Israel has opened a new legal front in the aftermath of Oct. 7, passing legislation that clears the way for military trials of Palestinians suspected of taking part in the 2023 attack led by Hamas.

The new law marks a sharp escalation in how Israeli authorities plan to handle hundreds of suspects tied to the assault that ignited the war in Gaza. Reports indicate prosecutors can now begin preparing cases against some of the first detainees, moving a long-discussed process closer to the courtroom. The decision signals that Israel wants to turn a defining national trauma into a series of formal prosecutions, not only a battlefield response.

Key Facts

  • Israel’s parliament passed a law enabling military trials for suspects in the Oct. 7 attack.
  • The measure could apply to hundreds of Palestinians suspected of involvement.
  • The attack in 2023 triggered the war in Gaza, now stretching into its second year.
  • Authorities appear to be preparing the first cases for prosecution.

The legal shift also raises immediate questions about process, evidence and legitimacy. Military trials carry heavy political and moral weight, especially in a conflict as closely watched as this one. Sources suggest Israeli officials see the new framework as necessary for handling the scale and gravity of the allegations, while critics will likely scrutinize how the courts operate and whether defendants receive meaningful legal protections.

Israel is moving the legacy of Oct. 7 from the battlefield into the courtroom, where every case will test both its evidence and its claims to justice.
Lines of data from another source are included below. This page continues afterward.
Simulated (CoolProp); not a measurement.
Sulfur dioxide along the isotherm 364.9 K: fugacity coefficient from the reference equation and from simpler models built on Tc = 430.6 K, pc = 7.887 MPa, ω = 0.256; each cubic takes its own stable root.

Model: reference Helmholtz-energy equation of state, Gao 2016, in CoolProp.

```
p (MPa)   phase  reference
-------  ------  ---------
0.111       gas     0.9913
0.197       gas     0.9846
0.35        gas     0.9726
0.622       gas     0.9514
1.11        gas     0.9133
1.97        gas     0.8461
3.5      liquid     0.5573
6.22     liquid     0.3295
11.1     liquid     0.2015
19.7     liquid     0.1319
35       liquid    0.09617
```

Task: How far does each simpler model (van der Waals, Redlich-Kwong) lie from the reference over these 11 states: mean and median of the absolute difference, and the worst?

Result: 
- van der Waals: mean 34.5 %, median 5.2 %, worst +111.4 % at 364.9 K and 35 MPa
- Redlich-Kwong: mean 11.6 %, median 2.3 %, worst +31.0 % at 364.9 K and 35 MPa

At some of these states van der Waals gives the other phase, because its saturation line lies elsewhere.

The prosecutions could reverberate far beyond the defendants themselves. For Israelis, the trials may offer a state-led answer to demands for accountability after one of the deadliest attacks in the country’s history. For Palestinians and outside observers, they may deepen debate over military justice, wartime detention and the legal boundaries of a conflict that has already transformed the region.

What comes next matters as much as the law itself. Israeli authorities now face the harder task of building cases that can withstand domestic and international scrutiny. If the first prosecutions move ahead, they will shape not just how Israel judges Oct. 7 suspects, but how this war’s legal legacy takes form long after the fighting subsides.